The initial and boundary atmospheric conditions for the FOOT3DK simulations are obtained from COSMO-DE analyses with a horizontal resolution of 2.8 km (Baldauf et al. 2011). COSMO-DE is a non-hydrostatic operational weather prediction model, originally developed by the German Weather Service (Steppeler et al. 2003). Using a triple one-way nesting procedure, FOOT3DK resolutions of 1,000, 250, and 100 m are realized. While the general atmospheric conditions are prescribed by the COSMO-DE simulations, the high-resolution FOOT3DK simulations are used to improve the estimation of turbulent surface fluxes over heterogeneous underground.

Surface properties are determined according to soil types and land-use classes. The dominating soil type in the investigation area is loam and we use a land-use classification based on ASTER satellite data of 2009 with a horizontal resolution of 15 m (Waldhoff 2010). For the purposes of our study we integrated the originally 22 classes to eight classes. The orography was taken from the global digital Shuttle Radar Topography Mission (SRTM) atlas, which contains remote sensing information of the earth surface of the year 2000 and features a resolution of 90 m (van Zyl 2001).

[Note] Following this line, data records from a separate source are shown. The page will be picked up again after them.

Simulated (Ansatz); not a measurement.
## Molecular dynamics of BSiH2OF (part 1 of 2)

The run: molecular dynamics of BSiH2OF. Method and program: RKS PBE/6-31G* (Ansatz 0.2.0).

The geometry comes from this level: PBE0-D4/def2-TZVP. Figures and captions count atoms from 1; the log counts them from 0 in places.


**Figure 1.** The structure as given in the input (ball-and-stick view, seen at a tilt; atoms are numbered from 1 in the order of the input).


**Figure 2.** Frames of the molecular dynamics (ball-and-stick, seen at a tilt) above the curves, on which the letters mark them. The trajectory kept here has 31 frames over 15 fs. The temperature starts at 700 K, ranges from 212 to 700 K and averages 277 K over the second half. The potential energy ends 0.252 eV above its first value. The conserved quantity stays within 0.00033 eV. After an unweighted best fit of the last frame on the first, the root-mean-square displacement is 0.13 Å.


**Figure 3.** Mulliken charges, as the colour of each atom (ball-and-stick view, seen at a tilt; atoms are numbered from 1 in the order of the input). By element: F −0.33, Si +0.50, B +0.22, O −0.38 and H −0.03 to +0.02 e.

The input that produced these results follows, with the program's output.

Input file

Considering sub-grid scale land-surface heterogeneities, an “effective parameter” approach is used (e.g., Arain et al. 1996): for each model grid cell, the surface parameters are averaged according to the fractional coverage of the land-use types. While for coarse resolutions this approach may feature some inaccuracies due to the non-linear character of microscale processes, for high resolutions it is suitable, since large parts of the heterogeneity are resolved directly.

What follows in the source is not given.